Canal Street is one of the most dangerous places in the city — and has long been a focal point for street safety advocates. Last year, on just the half-mile between Broadway and the Bowery, there were 84 reported crashes, injuring 27 people, including six cyclists and eight pedestrians, according to city stats.

In the 10 years of Vision Zero, there have been 2,680 reported crashes, injuring 448 people, including 66 cyclists and 140 pedestrians, with one cyclist and four pedestrians killed.

Everyone acknowledges that the roadway is unsafe, especially in the early morning or late night hours when Canal is not its normal parking lot. In 2020, Manhattan Community Board 1's Transportation Committee told the Department of Transportation that it was tired of studies on Canal Street and demanded safety improvements.

Canal Street often has way more pedestrians than cars. Photo: Adrian Mak

With seven lanes that are 10-to-13-feet wide given over to car traffic, Canal resembles a highway more than a neighborhood thoroughfare. Almost 90 percent of the space on Canal Street is set aside for motorists, yet at some times during the day, there are three times as many pedestrians as cars.

The DOT did have a virtual workshop to discuss the danger in 2022. Last year, the agency also launched an eight month study to improve the car sewer’s safety for pedestrians and cyclists. Locals told the agency in a survey over the summer that the sidewalks were too narrow and that the crossings were too long.

The study was scheduled to wrap up by December, but DOT has yet to publish its findings.

The area's Council Member, Chris Marie, said the death should motivate the city to work quickly.

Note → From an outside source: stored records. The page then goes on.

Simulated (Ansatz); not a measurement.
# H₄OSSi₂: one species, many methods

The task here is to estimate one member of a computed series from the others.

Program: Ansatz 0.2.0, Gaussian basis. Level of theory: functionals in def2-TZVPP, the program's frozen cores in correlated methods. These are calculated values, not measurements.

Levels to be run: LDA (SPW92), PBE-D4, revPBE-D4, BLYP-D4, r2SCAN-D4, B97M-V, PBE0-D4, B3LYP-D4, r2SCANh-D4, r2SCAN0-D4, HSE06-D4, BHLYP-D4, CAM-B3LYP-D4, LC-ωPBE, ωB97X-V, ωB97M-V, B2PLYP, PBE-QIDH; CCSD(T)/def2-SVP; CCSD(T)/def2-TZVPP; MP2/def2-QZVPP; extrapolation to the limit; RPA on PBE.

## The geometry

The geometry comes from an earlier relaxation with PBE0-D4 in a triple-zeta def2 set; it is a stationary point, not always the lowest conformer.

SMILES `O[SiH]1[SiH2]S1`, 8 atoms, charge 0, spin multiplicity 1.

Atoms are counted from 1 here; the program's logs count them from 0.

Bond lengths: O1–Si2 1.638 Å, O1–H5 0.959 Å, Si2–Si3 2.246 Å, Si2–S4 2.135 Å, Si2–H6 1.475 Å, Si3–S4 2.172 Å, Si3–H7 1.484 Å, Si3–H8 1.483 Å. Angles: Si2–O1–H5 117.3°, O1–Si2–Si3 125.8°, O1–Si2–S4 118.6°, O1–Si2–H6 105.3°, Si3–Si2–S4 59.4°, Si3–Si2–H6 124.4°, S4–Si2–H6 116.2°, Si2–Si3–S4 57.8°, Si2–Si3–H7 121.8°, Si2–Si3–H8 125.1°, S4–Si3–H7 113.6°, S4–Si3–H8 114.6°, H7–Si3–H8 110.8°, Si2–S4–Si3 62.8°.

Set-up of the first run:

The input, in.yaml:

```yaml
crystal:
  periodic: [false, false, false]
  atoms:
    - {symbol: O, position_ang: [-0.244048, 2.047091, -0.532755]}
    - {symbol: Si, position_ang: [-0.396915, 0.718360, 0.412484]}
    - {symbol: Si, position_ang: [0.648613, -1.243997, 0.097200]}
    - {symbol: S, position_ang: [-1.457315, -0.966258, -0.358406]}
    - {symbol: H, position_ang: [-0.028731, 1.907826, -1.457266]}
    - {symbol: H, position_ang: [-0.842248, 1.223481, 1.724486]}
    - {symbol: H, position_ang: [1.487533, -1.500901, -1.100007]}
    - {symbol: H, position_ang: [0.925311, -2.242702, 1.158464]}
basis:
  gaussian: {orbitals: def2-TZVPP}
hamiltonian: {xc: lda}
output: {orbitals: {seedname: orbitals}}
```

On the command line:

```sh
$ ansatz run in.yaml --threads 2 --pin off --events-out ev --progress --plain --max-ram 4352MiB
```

"If this preventable death does not spur Mayor Adams and the Department of Transportation to action, then one of the most heavily trafficked streets in New York City is going to continue to be one of the most incident-prone," he said. "Pedestrians, cyclists, neighbors, even drivers are all desperate for changes. The data is already collected, street surveys have been conducted. There is no excuse for Canal Street to remain as a vague target for a secret study. Its redesign must be met with the urgency that this death demands."